In this series I defined an API Rate Limiter with a simple table + function. I still have the table rate_limiting_token_bucket
and function rate_limiting_request
created, you can find their definitions in Part 2. To call it, I'd created a small Java program in Part 3 but we don't need it here. I'll call my function from a REST API and this very simple to implement, with no code. I'll use PostgREST, a standalone web server that turns your PostgreSQL database directly into a RESTful API. And what works on PostgreSQL can also run on YugabyteDB. I have a 3 nodes cluster setup and I'll install PostgREST directly on each node, connecting to the local endpoint. YugabyteDB is a distributed SQL database, you can connect to any node and see the whole database because there is a stateless PostgreSQL on top of the distributed storage and transaction layer.
The simplest install ever
The install is easy, just check the latest release and it extracts to a single executable:
curl -qsL https://github.com/PostgREST/postgrest/releases/download/v9.0.0/postgrest-v9.0.0-linux-static-x64.tar.xz | \
tar -xJvf -
This creates a 16MB postgrest
binary in the current directory.
The simplest config ever
Better than an online help, the executable can generate a configuration file template ready to customize:
./postgrest -e > my_rest_configuration.conf
You can update this configuration, defining at least the connection url db-uri
in the libpq format.
But I'll do even simpler for this demo, using environment variables only:
PGRST_DB_URI="postgres://yugabyte:yugabyte@$(hostname):5433/yugabyte" \
PGRST_DB_SCHEMAS="public" PGRST_DB_ANON_ROLE="yugabyte" \
PGRST_DB_CHANNEL_ENABLED=false ./postgrest &
This starts the PostgREST server with a pool of connections to the local endpoint, database "yugabyte", schema "public". I disabled the "DB Channel" because LISTEN/NOTIFY is not enabled in YugabyteDB (this mecanism is not appropriate for a distributed database).

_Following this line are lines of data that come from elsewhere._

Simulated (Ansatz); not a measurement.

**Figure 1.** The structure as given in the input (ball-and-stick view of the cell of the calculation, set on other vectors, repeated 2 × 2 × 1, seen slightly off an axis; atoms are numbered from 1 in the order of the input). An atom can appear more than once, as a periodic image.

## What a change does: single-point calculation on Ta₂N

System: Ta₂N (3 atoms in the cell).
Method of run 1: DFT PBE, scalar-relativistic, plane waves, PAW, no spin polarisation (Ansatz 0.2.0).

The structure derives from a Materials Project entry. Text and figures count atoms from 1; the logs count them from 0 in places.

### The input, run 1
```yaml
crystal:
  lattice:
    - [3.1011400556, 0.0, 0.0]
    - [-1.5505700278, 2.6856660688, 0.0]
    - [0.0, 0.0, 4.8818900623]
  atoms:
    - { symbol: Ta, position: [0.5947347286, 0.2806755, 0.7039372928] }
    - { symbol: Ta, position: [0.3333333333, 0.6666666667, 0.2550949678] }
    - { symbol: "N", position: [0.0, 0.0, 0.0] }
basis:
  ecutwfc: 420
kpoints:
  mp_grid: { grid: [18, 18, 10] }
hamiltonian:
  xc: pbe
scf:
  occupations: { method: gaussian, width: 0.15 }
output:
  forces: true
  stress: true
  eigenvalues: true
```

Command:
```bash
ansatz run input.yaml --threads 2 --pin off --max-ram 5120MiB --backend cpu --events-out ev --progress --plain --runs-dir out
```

If you created the procedure after starting the PostgREST deamon, you need to refresh the cache with: pkill -10 postgrest
to signal for cache re-load.
I'm keeping it simple for this demo, but of course, it can be configured for performance and security. With all defaults, it listens to port 3000.
REST calls
I can now use this REST proxy to call my rate limiting function.
There is nothing more to define because PostgREST reads the schema. The namespace of the stored procedures and functions is exposed in http://localhost:3000/rpc
and the parameters are passed as a JSON document. Here is a call getting a token for "user1" with a refill rate of 1 token per second:
echo $(
curl -qs \
http://localhost:3000/rpc/rate_limiting_request \
-X POST -H "Content-Type: application/json" -d '
{ "rate_id": "user1", "refill_per_sec": 1 }
')
Here is the result:
I have 60 tokens remaining because my function has a default window of 60 seconds, filled with the rate of 1 tocken per second.
Threads
From my Java program and with this cluster, I was able to get 1000 tokens per second from threads requesting tokens from different users and 120 per second. Here is a python script to do the same though the REST API:
import threading
import time
import requests
import sys
def request_tokens(id,num):
tokens=0
start = time.time()
for i in range(1,num):
response=requests.post('http://localhost:3000/rpc/rate_limiting_request', json={ "rate_id": id, "refill_per_sec": 1000000 })
if response.status_code==200:
tokens=tokens+1
print("{0} tokens/s".format(tokens/(time.time()-start)))
threads=[]
for i in range(0,int(sys.argv[1])):
threads.append(threading.Thread(target=request_tokens,args=(i,1000)))
for t in threads:
t.start()
total=0
for t in threads:
t.join()
This runs 1000 loops in 50 thread:
python franck.py 50
What is interesting is that the overhead is very small:
On this node, the postgrest
deamon uses less CPU than the calling program python
and the database itself yb-tserver
. You can see 10 postgres
backends because PostgREST has a connection pool, which is the best to guarantee predictable performances.
The beauty of it is that it is easy to install one postgrest
on each database node, opening a REST access for the database schemas.